In June 2017, U.S. District Court Judge Roger Vinson, who initially ruled that the cross must come down, was likewise hesitant in his ruling. He similarly outlined his belief that there is a difference between the original intent of the Founding Fathers regarding the Establishment Clause and the various case law that he felt bound to follow.
“[H]ow is the Bayview Cross supposed to be analyzed? By applying [the] Lemon [standard]; one of the other tests; or no formal test at all?” he wrote. “May I look to what the Founding Fathers intended (in which case the cross is certainly constitutional), or must I look to how the ‘wall of separation’ metaphor has been applied (in which case it is probably unconstitutional)?”
The matter made it to the U.S. Supreme Court, which wiped out the ruling in June and instructed the court to revisit the case in light of a new Supreme Court decision: American Legion v. American Humanist Association. In that case, the nation’s highest court upheld the constitutionality of a 40-foot cross veterans monument in Bladensburg, Maryland.
“A government that roams the land, tearing down monuments with religious symbolism and scrubbing away any reference to the divine will strike many as aggressively hostile to religion,” wrote Justice Samuel Alito on behalf of the majority.
The court also acknowledged that there are “shortcomings” with the three-part Lemon standard, which is based on the 1971 ruling of Lemon v. Kurtzman and is used by courts for Establishment Clause cases.
“It could not explain the Establishment Clause’s tolerance, for example, of the prayers that open legislative meetings, … certain references to, and invocations of, the Deity in the public words of public officials; the public references to God on coins, decrees, and buildings; or the attention paid to the religious objectives of certain holidays, including Thanksgiving,” explained Justice Samuel Alito on behalf of the 7-2 majority.
“The test has been harshly criticized by members of this court, lamented by lower court judges, and questioned by a diverse roster of scholars,” Alito noted.
Now, as a result of the remand, the 11th Circuit Court of Appeals has overturned its previous decision and allowed the Pensacola cross to stay.
“Removal of the Bayview Park cross at this point — more than 75 years after its original erection and more than 50 years after its replacement with the current concrete version — could well, in the Supreme Court’s words, ‘strike many as aggressively hostile to religion,'” Newsom on behalf of the three-judge panel.
The court also found, in light of the American Legion ruling, that although the cross is a Christian symbol, the Bayview Park feature has been used throughout time for both religious and secular purposes alike.
“[A]lthough it has remained the location for an annual Easter sunrise program, it has also been used as a site for remembrance services on Veterans and Memorial Days, as well as a place for citizens to gather during times of national crisis — e.g., following the death of President Roosevelt, during times of war, etc.,” Newsom explained.

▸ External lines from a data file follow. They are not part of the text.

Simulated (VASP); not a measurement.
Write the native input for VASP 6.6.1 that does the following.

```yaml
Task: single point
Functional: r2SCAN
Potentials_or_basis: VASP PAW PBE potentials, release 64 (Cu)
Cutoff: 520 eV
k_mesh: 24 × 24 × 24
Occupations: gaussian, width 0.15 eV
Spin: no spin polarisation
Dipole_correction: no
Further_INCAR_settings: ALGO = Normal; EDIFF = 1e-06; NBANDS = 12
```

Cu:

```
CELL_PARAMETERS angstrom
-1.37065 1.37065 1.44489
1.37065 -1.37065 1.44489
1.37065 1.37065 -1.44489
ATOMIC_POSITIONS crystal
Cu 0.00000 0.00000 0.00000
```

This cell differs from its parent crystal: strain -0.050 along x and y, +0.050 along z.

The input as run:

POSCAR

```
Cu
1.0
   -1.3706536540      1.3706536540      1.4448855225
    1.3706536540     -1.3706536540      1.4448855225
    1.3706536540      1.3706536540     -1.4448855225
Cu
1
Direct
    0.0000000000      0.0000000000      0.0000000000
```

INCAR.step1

“Moreover, the cross, bandstand, and surrounding area have hosted many community gatherings — including boat festivals, fundraising walks, outdoor movie nights, and weddings — and there is no evidence that the City has ever made the space available to the public on anything other than a neutral basis,” he wrote.
Newsom also noted that the City of Pensacola had even granted the request of a member of the atheistic Satanic Temple to use the site.
“The surest proof of that fact: Just two months before the filing of this lawsuit, the City granted plaintiff David Suhor’s request to reserve the cross for his own ‘Satanic purposes,’ which required a church that had already reserved it to move to another area of the park,” he argued.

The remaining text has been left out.